It is cold. Every time I step out into the single & subzero temperatures, I find myself thinking hopeful thoughts of Spring. Among those thoughts are a swirl of ideas for new jewelry designs and the gemstones I would use for them. The selection of colors for the Pantone Spring 2014 Forecast reminds me of a palette from a tropical beach. Blues & greens from the sea, pale beige & gray sand and the vivid splash of tropical flowers. Some of the colors I really love. Others – not so much. The question in my mind was – what gemstones could be used for jewelry that would mimic these colors. So, after giving it some thought, I compiled a list of gemstones to match Pantone’s Spring 2014 Fashion Color Forecast.
This shade of blue is a pumped up version of Baby Blue. While still remaining a tranquil hue, it packs a bit more visual punch than its paler cousin.
Blue Calcite: This lovely gemstone is relatively unknown in jewelry and in my opinion, woefully underused. I’m thinking I need to start using more of it. It is a near perfect match for Placid Blue.
Aquamarine: This beautiful stone is the blue to greenish blue variety of Beryl. Shades range from palest blue or slightly greenish blue to deeper, richer shades of blue & greenish blue. The pale, true blue shades make a good match for Placid Blue.
Sky Blue Topaz: This rich light blue shade of Topaz is eye catching, yet subtle. It makes a pretty decent, but not perfect match for Placid Blue.
To view a selection of jewelry using Placid Blue stones, click here.
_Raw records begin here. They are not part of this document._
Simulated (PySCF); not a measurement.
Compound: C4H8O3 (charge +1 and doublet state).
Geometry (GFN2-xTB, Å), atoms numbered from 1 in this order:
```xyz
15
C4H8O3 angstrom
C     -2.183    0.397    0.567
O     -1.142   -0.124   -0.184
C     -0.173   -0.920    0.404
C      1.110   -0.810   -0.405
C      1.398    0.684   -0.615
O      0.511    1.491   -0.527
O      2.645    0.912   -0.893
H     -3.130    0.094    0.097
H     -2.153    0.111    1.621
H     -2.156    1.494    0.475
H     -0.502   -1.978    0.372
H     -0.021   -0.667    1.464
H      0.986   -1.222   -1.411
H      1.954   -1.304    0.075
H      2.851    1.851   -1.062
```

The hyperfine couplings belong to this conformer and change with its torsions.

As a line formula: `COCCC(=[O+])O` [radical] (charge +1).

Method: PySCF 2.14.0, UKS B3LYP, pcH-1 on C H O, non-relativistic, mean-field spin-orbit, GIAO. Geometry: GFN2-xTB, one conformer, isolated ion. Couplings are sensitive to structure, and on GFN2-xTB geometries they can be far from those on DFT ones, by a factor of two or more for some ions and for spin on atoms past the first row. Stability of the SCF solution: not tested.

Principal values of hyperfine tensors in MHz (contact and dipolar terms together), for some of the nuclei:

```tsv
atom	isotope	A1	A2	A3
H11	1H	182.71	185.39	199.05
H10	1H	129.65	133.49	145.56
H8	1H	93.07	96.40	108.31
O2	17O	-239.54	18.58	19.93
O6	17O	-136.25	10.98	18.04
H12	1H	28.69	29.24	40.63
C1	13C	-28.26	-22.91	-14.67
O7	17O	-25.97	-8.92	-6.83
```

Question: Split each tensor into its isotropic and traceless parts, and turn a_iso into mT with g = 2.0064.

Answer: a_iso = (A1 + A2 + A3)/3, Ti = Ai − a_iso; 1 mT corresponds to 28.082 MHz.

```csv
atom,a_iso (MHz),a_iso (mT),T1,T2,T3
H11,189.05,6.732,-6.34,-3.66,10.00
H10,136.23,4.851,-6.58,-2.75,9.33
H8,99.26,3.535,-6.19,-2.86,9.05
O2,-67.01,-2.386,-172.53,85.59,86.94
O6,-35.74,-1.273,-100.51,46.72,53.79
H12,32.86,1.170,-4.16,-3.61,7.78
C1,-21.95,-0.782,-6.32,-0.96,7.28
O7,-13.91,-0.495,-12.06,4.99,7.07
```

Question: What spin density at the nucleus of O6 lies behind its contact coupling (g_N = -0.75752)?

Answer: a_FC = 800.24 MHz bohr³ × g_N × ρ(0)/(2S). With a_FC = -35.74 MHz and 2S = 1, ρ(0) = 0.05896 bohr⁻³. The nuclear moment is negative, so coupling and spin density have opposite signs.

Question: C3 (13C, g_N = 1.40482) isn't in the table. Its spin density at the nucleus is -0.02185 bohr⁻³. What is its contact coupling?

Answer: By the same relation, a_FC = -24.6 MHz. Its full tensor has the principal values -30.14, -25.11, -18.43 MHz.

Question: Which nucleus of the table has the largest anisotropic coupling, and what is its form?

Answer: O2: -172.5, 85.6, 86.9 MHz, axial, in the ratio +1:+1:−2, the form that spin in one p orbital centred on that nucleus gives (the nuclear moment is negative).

Periwinkle is one of my all time favorite colors, as you can tell by the color scheme throughout my website. This cool bluish lavender is flattering to just about everyone, but is usually difficult to find in clothing. I’m pretty jazzed by the thought it might show up more often this year.
Holly Blue Chalcedony: Chalcedony, a variety of microcrystalline Quartz, occurs naturally in many lovely colors. There is also a lot of dyed Chalcedony out there in a rainbow of colors. The naturally occurring, rare shade known as “Holly Blue” makes a perfect match for Violet Tulip.
Angelite: Angelite is another name for Anhydrite. This gorgeous gemstone is gaining in popularity. It is a fairly soft stone that is best suited to pendants or earrings. The delicate, slightly sparkly color makes it a wonderful choice for this Pantone color.
Tanzanite: This beautiful gemstone is dichroic (it appears different colors in different lighting conditions) and is found only in Tanzania. Most often, it is brown when found in its natural state. The wonderful periwinkle color is achieved through heat treating.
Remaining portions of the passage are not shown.